During his visit to New York last week, Trump convened with Arab states to discuss the Israel-Hamas war, held a consequential sit-down with Ukrainian President Volodymyr Zelensky that may have shifted the White House’s thinking on territorial concessions to Russia, conducted a cordial meeting with EU Commission President Ursula von der Leyen, and had an impromptu tête-à-tête with Brazil’s Luiz Inácio Lula da Silva, with whom Trump claimed great chemistry, among many other meetings. Only the U.N. General Assembly offers the chance to connect in person with such a broad range of fellow leaders from around the world, something the president clearly values and enjoys.
“Trump’s scorn for the U.N. and multilateralism will have costs, whether the president himself bears them or simply leaves a bitter legacy to his successors.”
Trump seems to see little contradiction between his pugnacious, parsimonious, and punitive stance toward the U.N. and the ability to partake in its diplomatic opportunities at will. Foreign leaders and diplomats treated Trump politely despite his derisive tone and abdication of U.S. obligations to the world body, perhaps reinforcing the idea that, as he always seems to, Trump will get away with behaviors that would not be tolerated from anyone else. But Trump’s scorn for the U.N. and multilateralism will have costs, whether the president himself bears them or simply leaves a bitter legacy to his successors.
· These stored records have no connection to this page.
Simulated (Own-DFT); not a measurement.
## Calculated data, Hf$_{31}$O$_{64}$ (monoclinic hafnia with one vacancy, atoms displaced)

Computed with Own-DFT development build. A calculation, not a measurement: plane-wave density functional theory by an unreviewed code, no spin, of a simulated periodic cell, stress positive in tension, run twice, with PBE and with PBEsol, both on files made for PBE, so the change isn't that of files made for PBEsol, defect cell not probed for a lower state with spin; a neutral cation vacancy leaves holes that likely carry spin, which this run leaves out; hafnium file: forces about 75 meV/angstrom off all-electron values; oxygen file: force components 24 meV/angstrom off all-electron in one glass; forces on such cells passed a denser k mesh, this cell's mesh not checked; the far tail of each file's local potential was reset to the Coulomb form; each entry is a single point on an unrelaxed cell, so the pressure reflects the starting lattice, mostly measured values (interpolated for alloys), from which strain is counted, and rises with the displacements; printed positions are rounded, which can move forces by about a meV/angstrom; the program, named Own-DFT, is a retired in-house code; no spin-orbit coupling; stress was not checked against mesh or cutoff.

The United States was long the U.N. member state best positioned to shape the outcome on virtually any issue on the world body’s agenda. Its network of bilateral relationships, diplomatic skill, points of leverage over foreign governments, and role as the largest donor combined to create heft with which no other country could compete. No longer. China is now positioning itself as the U.N.’s most reliable stakeholder and problem-solver and, in so doing, is reorienting the U.N. system toward its values and interests. By absenting itself from key U.N. agencies and by withholding financial support, the U.S. has created a vacuum that Beijing is poised to fill, contrasting what the Chinese Communist Party leadership is now casting as its forward thinking on climate issues and stable leadership with a mercurial Washington.
The logic behind the administration’s à la carte approach to multilateralism, whereby the U.S. will participate only when and where it sees fit, is ultimately defeatist. It wrongly assumes that the U.S. is incapable of shifting the dynamics in forums that it finds counterproductive, or defending against the destructive impulses that sometimes surge within any complex, multi-stakeholder body. By preemptively counting itself out, Washington squanders its own influence, isolates itself, and makes room for its rivals to work their will.